Present-day fluid type and contacts in carbonate reservoirs can be difficult to determine from standard formation evaluation techniques because of complex rock properties and variable fluid compositions. In such situations, integrating novel rock-based geochemical analyses of adsorbed and inclusion-trapped fluids helps reduce fluid contact uncertainty and evaluate the probability of various fluid types.

The rock-based analyses include three techniques that can be applied to either core or cuttings samples. First, volatile compounds adsorbed or trapped in pore spaces are measured by mass spectrometry using a patented pumpdown volatiles (PDV) technique. Second, fluid inclusion volatiles (FIV) analysis also uses mass spectrometry to characterize volatile compounds released from fluid inclusions when samples are crushed. Both analyses are rapid and inexpensive and therefore are frequently applied to entire wells to allow stratigraphic correlation of responses for mapping fluid types and contacts. However, because FIV signatures include both present and paleo fluids, additional analyses are needed when filling history is complicated (e.g., gas displaces oil). For example, PDV and FIV interpretations can be confirmed and refined with a third technique, thermal desorption gas chromatography/mass spectrometry, Iatroscan, and/or Rock Eval pyrolysis.

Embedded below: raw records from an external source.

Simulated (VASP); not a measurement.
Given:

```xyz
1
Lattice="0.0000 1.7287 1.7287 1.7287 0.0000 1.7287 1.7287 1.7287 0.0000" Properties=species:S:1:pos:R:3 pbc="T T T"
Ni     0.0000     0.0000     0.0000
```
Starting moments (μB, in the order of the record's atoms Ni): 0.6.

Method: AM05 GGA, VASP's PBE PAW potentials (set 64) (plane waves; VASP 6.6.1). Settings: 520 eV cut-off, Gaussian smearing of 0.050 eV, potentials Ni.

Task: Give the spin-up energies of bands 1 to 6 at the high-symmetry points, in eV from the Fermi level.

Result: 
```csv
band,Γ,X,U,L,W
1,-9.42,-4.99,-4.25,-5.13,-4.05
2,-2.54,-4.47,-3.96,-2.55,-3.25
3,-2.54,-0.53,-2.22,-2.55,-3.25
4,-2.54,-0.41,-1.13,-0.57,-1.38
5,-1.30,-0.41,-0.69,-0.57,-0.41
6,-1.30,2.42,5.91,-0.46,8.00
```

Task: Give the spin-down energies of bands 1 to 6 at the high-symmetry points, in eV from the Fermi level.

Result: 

In addition to these analytical techniques, a statistical modeling tool has been developed for quantitative probability predictions of reservoir fluid type from complex FIV and petrophysical signatures. The model is constructed by calibrating FIV and petrophysical data to known test results, and then applying it to predict fluid type in wells where test results are absent or ambiguous. Besides providing an integrated approach to fluid type and contact evaluation, this tool allows multiple scenarios and quantification of uncertainty.

This paper summarizes methodologies and key applications of rock-based techniques for accurate resource evaluation, improved completion decisions, and optimized exploration, development, and production strategies in carbonate reservoirs.


Using traditional well logs or seismic to identify present-day fluid type and contacts (FT&C) in carbonate reservoirs can be challenging due to complex and heterogeneous reservoir lithology and properties, aqueous pore fluid composition, and low-resolution seismic data. In petroleum reservoirs, rocks may adsorb small quantities of the surrounding fluid medium or the fluids may be trapped within mineral cements in the form of fluid inclusions. These fluids are often detectable using techniques based on mass spectrometry, including analyses of ExxonMobil patented pumpdown volatiles (PDV) (1) and fluid inclusion volatiles (FIV) (2), often combined with thermal desorption gas chromatography/mass spectrometry (TD-GC/MS). These rock-based techniqes can be used to identify FT&C and are most successful using closely spaced conventional or sidewall core samples, but cuttings have also been used successfully. The techniques are not applicable for samples drilled with oil-based mud and some drilling additives in water-based mud systems may also complicate interpretations. The data are typically interpreted qualitatively based on the chemical results concerning the location of hydrocarbon migration pathways, seals, and fluid type. However, statistical analysis and modeling can be used to give quantitative probabilities of fluid type (e.g., gas or oil) by calibrating geochemical responses against known test results and applying to other wells where test results were absent or ambiguous.

In this paper, we summarize these methodologies and show examples of how we integrate these rock-based techniques with petrophysical evaluation and statistical approaches to determine FT&C. The results reduce uncertainty regarding the hydrocarbon phases and fluid contacts present in the carbonate reservoirs.